Belgian security in the spotlight after attacks


Belgian security in the spotlight after attacks

When a man who had been directly linked to last week’s Brussels bombings was released by prosecutors on Monday (March 28), the country’s intelligence services were once again shunted into the spotlight.

Faycal Cheffou was charged with terrorist murder and detained for four days near the prosecutor’s office following March 22’s bomb attacks which killed at least 32 before being released due to lack of evidence.

A source close to the investigation had said officials believed he was the man caught in security camera footage at Brussels airport moments before two bombs exploded in the departure hall.

But on Tuesday (March 29) his lawyer said he had a credible alibi, that there was no forensic evidence linking him to the scene and that he had been charged on the basis of testimony by a taxi driver, who drove the suspected bombers to the airport.

The country’s security services have faced accusations of under-funding and under-preparedness in the face of the attacks.

Belgium is, for its size, the biggest European supplier of foreign fighters in Syria.

After the Paris attacks in November which killed 130 people, the government locked down transport and public spaces in Brussels for days as the prime minister said he was near “100 percent certain” of a threat.

Security expert at Friends of Europe, Pauline Massart, said that some of the criticisms levelled were unfair and that ever-changing security threats were a legitimate challenge for any government.

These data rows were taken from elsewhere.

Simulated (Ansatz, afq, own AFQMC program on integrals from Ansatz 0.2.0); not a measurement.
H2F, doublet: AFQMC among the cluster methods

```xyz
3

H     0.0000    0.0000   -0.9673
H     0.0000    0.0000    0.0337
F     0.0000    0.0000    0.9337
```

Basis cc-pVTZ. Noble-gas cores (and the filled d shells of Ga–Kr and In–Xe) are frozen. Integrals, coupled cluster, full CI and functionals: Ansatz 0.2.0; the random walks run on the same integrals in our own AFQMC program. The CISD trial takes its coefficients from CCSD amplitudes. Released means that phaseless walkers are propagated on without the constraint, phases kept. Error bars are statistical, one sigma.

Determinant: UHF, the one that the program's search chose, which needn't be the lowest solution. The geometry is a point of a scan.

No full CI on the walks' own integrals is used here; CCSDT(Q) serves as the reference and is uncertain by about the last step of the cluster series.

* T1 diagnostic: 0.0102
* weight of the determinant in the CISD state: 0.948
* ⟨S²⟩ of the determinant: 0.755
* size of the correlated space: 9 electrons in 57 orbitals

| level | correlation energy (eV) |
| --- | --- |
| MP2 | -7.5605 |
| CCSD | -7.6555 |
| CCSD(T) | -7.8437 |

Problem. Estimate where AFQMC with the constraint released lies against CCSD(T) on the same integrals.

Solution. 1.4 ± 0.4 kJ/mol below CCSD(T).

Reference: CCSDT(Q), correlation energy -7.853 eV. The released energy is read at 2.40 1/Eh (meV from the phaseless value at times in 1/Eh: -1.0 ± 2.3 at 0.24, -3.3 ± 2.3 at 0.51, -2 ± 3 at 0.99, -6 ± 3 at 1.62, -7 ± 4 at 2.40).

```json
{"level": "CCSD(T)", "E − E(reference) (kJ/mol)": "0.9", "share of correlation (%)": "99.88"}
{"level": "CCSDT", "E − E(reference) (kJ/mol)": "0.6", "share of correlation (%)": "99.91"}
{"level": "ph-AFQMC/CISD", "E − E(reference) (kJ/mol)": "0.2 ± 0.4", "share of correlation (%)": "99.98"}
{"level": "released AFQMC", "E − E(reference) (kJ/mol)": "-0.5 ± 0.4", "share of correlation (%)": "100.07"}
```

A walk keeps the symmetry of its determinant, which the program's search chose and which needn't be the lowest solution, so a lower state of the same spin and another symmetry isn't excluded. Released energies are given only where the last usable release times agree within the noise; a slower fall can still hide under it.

“I wouldn’t say that they’re not up to the job, I would say that they’re not currently geared up for the job. They’re going to need the right training, they’re going to need to bring in the right skills, they’re going to need to recruit the right people, they’re going to need to invest in the right technology,” Massart said.

“It really isn’t necessarily something that is specific to Belgium but it’s a modernisation effort that’s going to have to be coordinated at a European level,” she added.

But Belgium’s complex federal structure, squabbling layers of government and linguistic divides make cross-country cooperation difficult, Massart said.

“Whether the investigation was botched, whether, I mean, certainly if opportunities were missed. These are very, very difficult circumstances and I think the best of governments would have a difficult time,” she said.

Belgium’s intelligence services are understaffed — by as much as half the level for other rich European countries by some estimates — with 700 surveying a country of 11 million.

Prime Minister Charles Michel has pledged cash and legal reforms to beef up the security system and Massart said that whilst extra resources were needed, they had to be appropriately targeted.

“I think they are fundamentally under-resourced but it’s not just about increasing funding, it’s about funding what needs to be funded. Funding security forces in a smarter way, investing in the right human skills,” she said.

The government has sought new legal powers over, and in cooperation with, Internet and telecoms firms to track suspects.

But officials caution that it could take years to fill the gaps in the security structures of a country that is host to the European Union and NATO.